On 21 August 2018, MLiA and the Department of Planning, Monitoring, and Evaluation (DPME) co-hosted a one-day workshop on the coordination of mineral regulation and compliance across different organs of state. The workshop was held at the University of Cape Town.
The regulation of mining is the exclusive competence of the Department of Mineral Resources. However, many other government departments are impacted by or have a role to play in the mining industry. Those officials entrusted with implementing compliance or regulation of specific aspects of mining governance,need clarity about their functions and how these relate to their peers in other departments.
Various government departments entrusted with ensuring regulatory compliance for mining, report the need for effective internal communication and integrated processes. Systems may be incompatible for the cross-sharing of information, which will affect counterparts in other departments. This creates a knowledge imbalance within government and constrains cooperation between different departments. The workshop served as a scoping exercise to assess current efforts at coordination and the extent of the need for integration and systemic support.

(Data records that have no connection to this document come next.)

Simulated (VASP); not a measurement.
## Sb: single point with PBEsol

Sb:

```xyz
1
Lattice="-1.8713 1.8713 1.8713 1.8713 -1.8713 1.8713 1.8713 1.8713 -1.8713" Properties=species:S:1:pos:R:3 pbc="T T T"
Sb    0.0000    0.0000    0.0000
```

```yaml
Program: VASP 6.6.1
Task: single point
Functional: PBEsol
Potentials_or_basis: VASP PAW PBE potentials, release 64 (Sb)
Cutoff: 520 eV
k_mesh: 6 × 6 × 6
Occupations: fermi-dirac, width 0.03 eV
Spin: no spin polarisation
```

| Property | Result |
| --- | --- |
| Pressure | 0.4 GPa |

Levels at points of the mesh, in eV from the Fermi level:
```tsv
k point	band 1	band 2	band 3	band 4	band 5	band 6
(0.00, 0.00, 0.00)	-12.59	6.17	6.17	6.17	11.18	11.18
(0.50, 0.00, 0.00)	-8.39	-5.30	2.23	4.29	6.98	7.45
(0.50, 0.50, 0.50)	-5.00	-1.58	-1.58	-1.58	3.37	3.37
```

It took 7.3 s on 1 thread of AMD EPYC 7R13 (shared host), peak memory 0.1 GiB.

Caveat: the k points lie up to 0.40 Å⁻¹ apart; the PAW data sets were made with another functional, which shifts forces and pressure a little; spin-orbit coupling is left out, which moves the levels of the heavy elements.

The workshop forms part of a larger project of MLiA, which aims to map the respective application processes for mining rights, environmental authorisations, water use licences and rezoning of land. Based on a workflow diagram created by the MLiA team, aspects of legislative uncertainty and inconsistency have been identified. Identification of these issues can assist to improve the efficiency of processes prescribed by the Mineral and Petroleum Resources Development Act and other related legislation. The purpose is to improve intergovernmental relations and cooperative government initiatives.
To scope the extent of the needed intervention, the workshop evaluated the processes and involvement of different government departments in the mining context. The workshop served as a platform for representatives from different departments to highlight and discuss current difficulties and frustrations experienced, but also successes achieved in coordinating activities relating to the implementation of decisions about mining with other affected departments. Discussions were structured according to five themes: Mining Right Applications and Cooperative Government; Community Consultation and Section 10 Notices; The One Environmental System; Social and Labour Plans and the Integrated Development Plans; and Spatial Development Frameworks and Land Use Schemes.
Key stakeholders from various quarters of government participated in the scoping workshop. These include the Departments of Mineral Resources; Environmental Affairs; Water and Sanitation; Cooperative Governance and Traditional Affairs and Rural Development and Land Reform. Representatives from City of Cape Town, City of uMhlathuze, Moses Kotane, Lephalale, Musina Local, Ba-Phalaborwa, Sol Plaatjie, and Thabazimbi Municipalities participated in lively discussions of the different themes. PetroSA and representatives of the EU-LA Mining Programme also attended.
Various issues have been identified during the workshop. The findings of the workshop will be published and a follow-up workshop is planned for February 2019. MLiA gratefully acknowledges the enthusiastic participation and the generous time commitments of all workshop attendees to improve cooperative governance in the mining context.